Feature Articles

December 2011

Pickens County Museum in Pickens SC, Features Works by Michael and Lynda Slattery

The Pickens County Museum of Art & History in Pickens, SC, will present the exhibit, Michael & Lynda Slattery: Drawings and Collage, on view from Dec. 3 through Feb. 9, 2012. A reception will be held on Dec. 3, from 6-8pm.

Exploring the path of two artists sharing a duality in their careers, inspirations and interests, this exhibition of drawings and collages will feature the work of Michael and Lynda Slattery. Both artists are vital members of the creative culture at Bob Jones University; Michael as the head of the studio department in the Division of Art and Design, and Lynda as an illustrator with the Bob Jones University Press and affiliates.

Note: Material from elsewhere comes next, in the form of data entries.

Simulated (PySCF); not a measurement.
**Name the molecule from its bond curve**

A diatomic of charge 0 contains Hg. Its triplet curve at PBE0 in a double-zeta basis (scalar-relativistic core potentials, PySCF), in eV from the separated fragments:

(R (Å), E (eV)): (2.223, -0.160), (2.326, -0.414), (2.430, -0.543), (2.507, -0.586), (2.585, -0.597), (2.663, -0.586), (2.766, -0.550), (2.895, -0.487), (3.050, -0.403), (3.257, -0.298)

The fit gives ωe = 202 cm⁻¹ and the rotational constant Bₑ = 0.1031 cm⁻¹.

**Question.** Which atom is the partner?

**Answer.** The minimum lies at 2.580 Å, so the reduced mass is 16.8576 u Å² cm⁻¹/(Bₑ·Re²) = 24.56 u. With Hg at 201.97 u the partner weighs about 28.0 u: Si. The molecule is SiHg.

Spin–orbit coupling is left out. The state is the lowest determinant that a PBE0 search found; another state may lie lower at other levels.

Michael Slattery has been teaching at Bob Jones University for more than twenty years. Currently he is the head of the studio department in the Division of Art and Design where the majority of his classes concern art theory and history. A large portion of his time as a faculty member is spent teaching Art Appreciation to the non-art students and discussing concepts of aesthetics with the art department majors.

Born in Greenville, SC, Lynda Slattery demonstrated her interest in art at an early age. She began working professionally while still in high school as an illustrator at the Bob Jones University Press. She graduated from the Division of Art at Bob Jones University in 1988 where she studied with Carl R. Blair. Lynda has worked as an illustrator for more than twenty years with Majesty Music, the Super Duper School Company along with Bob Jones University Press compiling thousands of illustrations in print. She has exhibited at the Anderson Arts Center, the Pickens County Museum of Art, the Spartanburg County Museum of Art, Art and Light Gallery and the Metropolitan Arts Council in Greenville.

Michael and Lynda, soon to celebrate their twenty-fifth anniversary, reside in Taylors, SC with their three children.

When asked about his art making, Michael responded, “My very first works as an artist were done with a Rapidograph technical pen when I was about 15 years old. I always liked to draw but one day I had noticed an illustration of a statue on a stamp that was stippled. I showed it to my mother and commented to her that I would like to learn to do that. Within a few days she had bought me a Koh-i-noor Rapidograph and I started in with it immediately.”

Michael went on to say, “I tend to work in a series, yet I regard each piece as an individual work as well as a component within a collection that can also be considered as a single work of art. For this exhibition I’ve selected pieces from several series, the most common which involves surveillance or security camera images. Another series involves images from World War II. Growing up I had a kind of fascination with that particular war and these images investigate various ways in which we see reality. The work is ‘constructed’ by photographing on location and then burning those images onto a DVD and then re-photographing them while playing on an old TV screen. These images are then digitally manipulated; sometimes combined with others creating a sense of sequence. The black ink that you see is added by hand after the digital process is complete, essentially rebuilding the image from the ground up using dots of ink. It’s editing on a microscopic scale.”

Contrasting her husband’s black, grey & white ink work, Lynda presents a range of colorful works created from cut paper. When asked about her work Lynda shared, “I think that this quote from Henri Matisse sums up what I am trying to do with my work; ‘What I dream of is an art of balance, of purity and serenity devoid of troubling or depressing subject matter - a soothing, calming influence on the mind, rather like a good armchair which provides relaxation from physical fatigue.’” She continued saying, “My work is composed of bits of paper meticulously cut to precisely fit together to form the image. I have been influenced by the Cubists, particularly George Braque and Francoise Gilot. It is their interest in form and the abstract qualities of art that have been a primary influence in the way that I think about my subject. I have been drawn to domestic images of tranquil serenity detached from the complexity of modern life and hoping the pictures I create will be like a good armchair for the viewer.”

The Pickens County Museum of Art & History is funded in part by Pickens County, members and friends of the museum and a grant from the South Carolina Arts Commission, which receives support from the National Endowment for the Arts.